A Penny Earned

lonely houseMy sister and I laid on the bedroom floor, sweat sitting on our upper lip and dripping from the back of our knees. We were bored, really bored. Usually we were good with nothing to do because it meant there was some fun to be had, but the Summer heat had zapped all aspirations for play. The room had one window and it was without shades or curtains so the sun had free reign to heat as it pleased. In fact the entire room was bare. That year dad rented a house, the first and only house I’ve known him to live in. He was so excited, giving us the tour and beaming with pride that for the first time ever we would get to have our own bedrooms on the weekends we came to stay. We rushed in claiming our rooms. I chose the smallest room or more like a nook—secure and secluded. And Lindsey chose the biggest room attached to the living area. We had nothing to put in our rooms except our weekend suitcases and a blanket pallet. We were living large.

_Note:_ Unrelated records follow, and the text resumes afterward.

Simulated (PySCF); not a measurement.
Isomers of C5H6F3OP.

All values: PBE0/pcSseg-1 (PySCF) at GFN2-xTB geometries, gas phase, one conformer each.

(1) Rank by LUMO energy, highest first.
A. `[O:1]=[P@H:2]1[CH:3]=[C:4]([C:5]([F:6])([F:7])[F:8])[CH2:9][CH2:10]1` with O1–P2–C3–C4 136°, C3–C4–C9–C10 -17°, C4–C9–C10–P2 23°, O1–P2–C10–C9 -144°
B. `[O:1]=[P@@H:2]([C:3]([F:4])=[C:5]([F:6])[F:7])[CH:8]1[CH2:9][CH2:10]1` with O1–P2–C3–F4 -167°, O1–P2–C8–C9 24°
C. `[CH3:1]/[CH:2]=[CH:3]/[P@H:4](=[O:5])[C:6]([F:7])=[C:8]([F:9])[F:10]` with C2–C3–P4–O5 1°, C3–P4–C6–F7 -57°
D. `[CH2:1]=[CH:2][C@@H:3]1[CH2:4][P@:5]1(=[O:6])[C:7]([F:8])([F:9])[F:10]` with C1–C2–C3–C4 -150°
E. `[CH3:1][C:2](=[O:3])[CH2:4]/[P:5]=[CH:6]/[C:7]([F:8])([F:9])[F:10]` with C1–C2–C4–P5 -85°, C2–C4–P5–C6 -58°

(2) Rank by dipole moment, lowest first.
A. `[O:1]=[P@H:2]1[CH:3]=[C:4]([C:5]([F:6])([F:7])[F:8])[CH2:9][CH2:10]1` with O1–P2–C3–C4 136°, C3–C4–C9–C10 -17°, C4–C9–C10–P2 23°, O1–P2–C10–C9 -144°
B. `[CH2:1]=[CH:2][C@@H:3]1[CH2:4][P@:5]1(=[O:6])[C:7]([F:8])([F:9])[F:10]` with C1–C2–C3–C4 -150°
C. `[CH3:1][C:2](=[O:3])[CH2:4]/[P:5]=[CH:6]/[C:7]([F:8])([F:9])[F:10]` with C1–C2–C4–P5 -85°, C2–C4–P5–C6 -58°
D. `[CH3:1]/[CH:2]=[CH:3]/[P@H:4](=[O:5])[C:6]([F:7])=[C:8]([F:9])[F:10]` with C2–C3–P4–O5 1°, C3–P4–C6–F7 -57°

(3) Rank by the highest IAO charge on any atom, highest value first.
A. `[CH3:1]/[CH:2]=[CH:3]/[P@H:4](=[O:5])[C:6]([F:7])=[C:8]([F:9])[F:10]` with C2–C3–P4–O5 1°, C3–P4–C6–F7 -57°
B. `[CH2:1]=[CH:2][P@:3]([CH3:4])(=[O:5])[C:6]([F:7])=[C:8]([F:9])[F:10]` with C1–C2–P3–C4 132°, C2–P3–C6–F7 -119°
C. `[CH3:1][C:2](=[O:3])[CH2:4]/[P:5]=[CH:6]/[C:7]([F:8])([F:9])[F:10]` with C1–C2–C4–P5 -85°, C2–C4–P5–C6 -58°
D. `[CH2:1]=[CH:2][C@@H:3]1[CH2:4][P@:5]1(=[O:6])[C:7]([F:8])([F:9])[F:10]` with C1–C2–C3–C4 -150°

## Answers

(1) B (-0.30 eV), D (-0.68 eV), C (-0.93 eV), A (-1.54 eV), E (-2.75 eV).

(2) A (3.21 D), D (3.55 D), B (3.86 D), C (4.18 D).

That hot, Summer day, in that bare bedroom with the naked window, the sun got us. Delirious laughter took over, and we would doze off mid giggle. This continued on until we heard a car driving up our gravel drive way, the tires crunching the rocks. The car pulled up and parked close to our window. We jumped up and peered out like spies. My stomach hurt. I knew this car and the couple inside; they weren’t up to good, ever. Usually when they came, the kids were scooted out the door and told to go play with the door being locked behind us. My dad was at work this time and they were there to see Stacy, my dad’s current girlfriend. In private, we called her “Crackhead Stacy”. I don’t think she did crack, but she did always reek of pot.  She had an ambitious green thumb always tending to her herbs in the backyard.  Stacy also had a daughter my age, that lived in the house full time. She had a bedroom with a bed.

The couple climbed out of their car without bothering to shut the door. The man had a drunk limp, and I watched him walk down our hall into the kitchen, bouncing like a pinball from wall to wall. The woman gave no effort to fight gravity, her mouth always being pulled downwards along with her mood. She avoided eye contact with us and made it known we were a burden. I quickly shut and locked Lindsey’s bedroom door. We would be in the inferno for a couple more hours. We needed a plan. The best part about this house was none of the windows had screens so we could crawl in and out as we pleased; I had never felt more innocently, scandalous. We climbed in and out pretending to get food for survival; we tied our blankets together to escape out of the tower like Rapunzel. Boredom truly can produce the best in life.

Within the hour, rum-dumb man came stumbling down our porch steps back to his car. He felt around the hood of the car like a blind man trying to grasp and feel his way to his seat. He fell into the reclined passenger seat and was out cold. His head tilted back and his mouth wide open. Lindsey and I looked at one another without words. We were both wondering if he was alive. “Is he breathing?” I asked. Lindsey forms two O’s with her hands and looks out of her binoculars. “ I don’t think so,” she replied. We were still in character and our concern for his well being was only for the suspense it added to our pretend mission. We slowly crawled down out of the window and tip-toed over to him. He smelled of cheap beer and the aluminum can it belonged in. We wouldn’t touch him so we just watched quietly for his bare chest to rise. As I was staring at him, I grew angry. I knew he had kids, and I knew he was here passed out in a car affecting our already boring day. I also knew somewhere deep in me that I was suppose to help him in some way. You could drape a towel over the door for shade at least Jacklyn; you could close their car doors to save the battery. You could have mercy. My dad was doing well, and I wanted trouble to stay away.
I left him to cook in the sun.

Lindsey was still on mission, and I had forgotten about our game. I half-heartedly crawled back with her to the window, her crouching down and me up right, distracted by my thoughts. Back in the room, she kept asking me why I wasn’t playing. “Pretend” had floated right out of the screen-less window. “What now?” she asked. I shrugged and looked at the man. “Hold on,” I said. I unlocked the bedroom door, quietly snuck down the hall and grabbed a full jar of pennies I had in my bedroom. When I returned, it was obvious Lindsey was disappointed. I sat the jar on the window sill, grabbed a handful of pennies, and one by one aimed them for his cavernous mouth. Lindsey snickered, and I handed her some pennies. The pennies landed on his forehead, rested on his cheeks and his chest collected all our other attempts. We emptied the jar. I’m not sure we ever stopped to consider that he was a man. Just two young girls tossing pennies into the clown’s mouth just like we had played so many times at the bowling alley arcade.